I was pleasantly surprised to see that, in Ontario, wind power was at about 1/4 the power generated as coal in 2009. That’s according to Ontario’s Independent Electricity System Operator (IESO). According to an IESO release, “Wind output from Ontario’s commercial wind farms was 2.3 terawatt hours (TWh) in 2009, equivalent to the consumption of the City of Oshawa for two full years. At the same time, output from Ontario’s coal-fired plants dropped to 9.8 TWh, down dramatically from 23.2 TWh in 2008, and the lowest output in 45 years.” That’s great news.
I don’t like coal for a bunch of reasons. First, we have to mine it. That means stripping habitats bare and putting people’s lives at risk, whether from the dangers of the immediate job or from long-term exposure to a dirty carcinogen. Second, burning coal releases not only carbon dioxide, a key gas that’s causing climate change, but also a bunch of other harmful substances, including mercury. Those pollutants get into our air and water and severely effect our health.
So, what’s the cost of quadrupling our wind-power generation capacity so we can eliminate coal entirely? Well, what’s the health care cost linked to damage by airborne pollutants? I hope that the province starts to put together the numbers across the big picture.

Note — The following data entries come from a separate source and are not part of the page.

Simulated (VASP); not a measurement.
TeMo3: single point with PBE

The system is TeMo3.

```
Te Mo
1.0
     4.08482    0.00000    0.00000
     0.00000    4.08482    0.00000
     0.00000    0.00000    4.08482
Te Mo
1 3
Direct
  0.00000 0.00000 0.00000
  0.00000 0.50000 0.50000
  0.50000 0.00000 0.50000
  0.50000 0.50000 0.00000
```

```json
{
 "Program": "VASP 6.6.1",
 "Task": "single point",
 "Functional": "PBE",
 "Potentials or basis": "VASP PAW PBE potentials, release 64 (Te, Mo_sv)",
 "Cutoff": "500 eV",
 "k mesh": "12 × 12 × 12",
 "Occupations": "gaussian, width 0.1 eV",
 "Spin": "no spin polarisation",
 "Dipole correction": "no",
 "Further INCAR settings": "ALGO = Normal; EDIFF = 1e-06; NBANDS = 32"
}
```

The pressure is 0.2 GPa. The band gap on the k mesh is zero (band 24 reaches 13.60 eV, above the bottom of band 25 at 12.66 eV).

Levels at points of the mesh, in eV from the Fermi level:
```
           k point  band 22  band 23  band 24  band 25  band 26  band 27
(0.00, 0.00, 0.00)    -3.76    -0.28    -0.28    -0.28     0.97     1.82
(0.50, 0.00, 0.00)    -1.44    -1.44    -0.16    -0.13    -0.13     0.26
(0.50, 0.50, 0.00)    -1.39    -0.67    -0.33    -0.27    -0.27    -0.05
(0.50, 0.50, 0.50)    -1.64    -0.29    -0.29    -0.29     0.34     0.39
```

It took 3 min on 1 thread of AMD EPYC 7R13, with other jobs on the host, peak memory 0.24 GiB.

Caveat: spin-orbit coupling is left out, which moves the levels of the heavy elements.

Here’s how we fueled Ontario’s power usage in 2009:
Nuclear: 55.3 per cent
Hydroelectric: 25.5 per cent
Natural gas: 10.3 per cent
Coal: 6.6 per cent
Wind turbines: 1.6 per cent
Biomass, solar, other: 0.8 per cent
I’d love to see us embrace more local sources of electricity, so that we can use more of what we generate and so that we can rely on a lot of small-scale sources, like solar panels on office buildings. So much power is lost between where it’s generated and where it’s used. Hopefully we’ll get a better power grid so this would be possible. In the meantime, I buy my household power from a renewable energy supplier.
Do you think we can close our coal plants?